I wonder what it was you were hoping to observe, when you cut off your toes. Dear Casper always wished to learn how long a limb might be severed before being reattached. It was bizarre to me. He would also measure them, the fingers. See if they had grown, cut from him.
Ah the blood it prioritises the teeth, he told me this, and I knew it of course from experience. But he wanted the priority of all of these things. Teeth; eyes; fingers. What had I experienced myself
Of course I told him the truth which was that whenever I have been injured in such a manner the need to hunt has consumed me so thoroughly that I was not in a particularly useful state of mind so as to note if it were my eyes or my nose I recovered first. But I think it was my eyes.
Eh I do not understand this, and it was not of concern until recently because. Those people at the place where—
Where I was taken. Where I had been taken.
They knew. They knew.
They were talking about which parts of me would come back first. They could even approximate how long it would take. They broke my bones before they took my teeth so it would be harder to fight. They had a system, carefully co-ordinated specifically to—
They are as skilled at disarming and killing vampires as I am.
QUIET
Alfie, I think what they have been doing is worse than we understand. I. I was not conscious enough, from their drugs, from the way they were draining my blood. I was not present enough in my mind to catch much of what they were saying but… I. They wanted…
Putain de merde, non. Non.
What they took. They mostly. They seemed to want to know if there was much difference. In how it would come back for me. How long. If they changed this, burned that. How long.
I have this. This feeling. This pull. It is not unlike when a vampire I have swapped a lot of blood with is far away. I can focus on the feeling if I wish, I feel a pull towards it, leading me…
But this. It is. It’s pulling me to. To I think. The bits of me they took.
NEIGE IS BREATHING ODDLY
I am restored now, I think. There is no pain inside me like there was when we first left Scotland. Aches and stabs. The only thing within me that troubles me is this fucking wire. Je déteste ça. And sometimes I think it is catching in me, but. Ce n’est pas grave.
Merde.
Je pleure, ah.
NEIGE LAUGHS SADLY.
I am okie. It will be fine. I should rest before I take this man. I should probably hunt. He has not been associated with Bonham for a long time and if he had active connections I think I would not have been able to find him. But still. I do not trust him not to try to hurt me, and I would prefer to take him alive.
I don’t trust myself to able to do that unless I have been sated.
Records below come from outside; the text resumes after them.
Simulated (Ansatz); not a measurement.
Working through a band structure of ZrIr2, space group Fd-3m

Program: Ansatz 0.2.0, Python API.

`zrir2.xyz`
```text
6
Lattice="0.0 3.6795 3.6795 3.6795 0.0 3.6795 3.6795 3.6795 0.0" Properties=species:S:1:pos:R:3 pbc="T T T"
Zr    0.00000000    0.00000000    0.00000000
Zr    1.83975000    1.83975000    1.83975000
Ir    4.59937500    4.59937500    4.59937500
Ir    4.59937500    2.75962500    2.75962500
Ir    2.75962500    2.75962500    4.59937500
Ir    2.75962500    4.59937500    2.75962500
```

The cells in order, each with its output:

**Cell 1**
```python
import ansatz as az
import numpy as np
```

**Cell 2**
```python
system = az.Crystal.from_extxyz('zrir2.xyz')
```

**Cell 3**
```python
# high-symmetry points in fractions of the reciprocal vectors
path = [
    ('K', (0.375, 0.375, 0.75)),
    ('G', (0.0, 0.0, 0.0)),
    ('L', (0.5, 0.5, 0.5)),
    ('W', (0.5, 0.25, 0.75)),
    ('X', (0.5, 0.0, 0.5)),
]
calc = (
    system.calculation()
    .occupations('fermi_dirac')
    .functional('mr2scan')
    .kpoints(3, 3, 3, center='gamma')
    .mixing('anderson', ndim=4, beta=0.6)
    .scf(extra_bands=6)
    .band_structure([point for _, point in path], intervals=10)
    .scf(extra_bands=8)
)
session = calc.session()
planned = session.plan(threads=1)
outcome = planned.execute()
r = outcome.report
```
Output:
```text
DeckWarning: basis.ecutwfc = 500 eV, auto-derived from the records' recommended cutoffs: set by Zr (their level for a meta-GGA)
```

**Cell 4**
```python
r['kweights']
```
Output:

I will hunt. I will think of you. Their blood is not as sweet as yours. I miss you.
CLICK
CLICK
[WIND IN TREES]
I have been away and returned. The daughter’s car is still parked upon the driveway. I can hear voices inside the house. The old man, his daughter, and two children. They are young, the children they can run but their language is broken and stilted and they cannot reason with each other. They scrap like puppies and the adults pretend they cannot hear, but they can.
They are going on a cruise. The woman and the children are. The old man is meant to go but he will not. He is feigning enthusiasm but he is setting up the possibility that he will not come. The daughter, she is saying — oh, fascinating. She says he always does this, that he. Hmm. She hardly knew him when she was a child because he was always at work. His wife left him because of this.
The children argue. There are plush animals in the backroom. They both prefer the same one and wish to be its puppeteer.
Now the old man’s voice is different. Sadder. He says he is sorry. He says he was doing important work, life-saving work. He was trying to save— oh! Save her sister, voila. It did not help in the end, the daughter says. She. Oh, non, cherie. She says he loved Anita more than he loves her. Sometimes she feels like she lost him too, when she died. Oh la.
Zut alors, Tim Sherman, do you recall?! He said all of those who worked for Bonham, he was helping them, he had been dosed with the blood himself, I wonder…
Oh. The old man, he says he had no choice and he is sorry, and now— bon! She is finally leaving.
Excuse, pardon. I will fill you upon my return. I should go.
CLICK
CLICK
[CAR ENGINE QUIETLY PURRING; RAIN DRUMS ON THE ROOF; NOW AND THEN THE ENGINE GROWLS AND THINGS MOVE AROUND IN THE CAR; NEIGE DOES NOT ACKNOWLEDGE THIS]
The necessity to move to a secondary location has been made apparent to me. My earlier intuition that he was not in contact with Bonham may be incorrect. Maybe he’s bluffing, but I am not willing to bet my fucking internal organs on that. He says he knew I’d be able to hear him speaking from the car so he waited until he saw I had gone to call them and say I was here. He does still not seem to know who I am, which is very helpful.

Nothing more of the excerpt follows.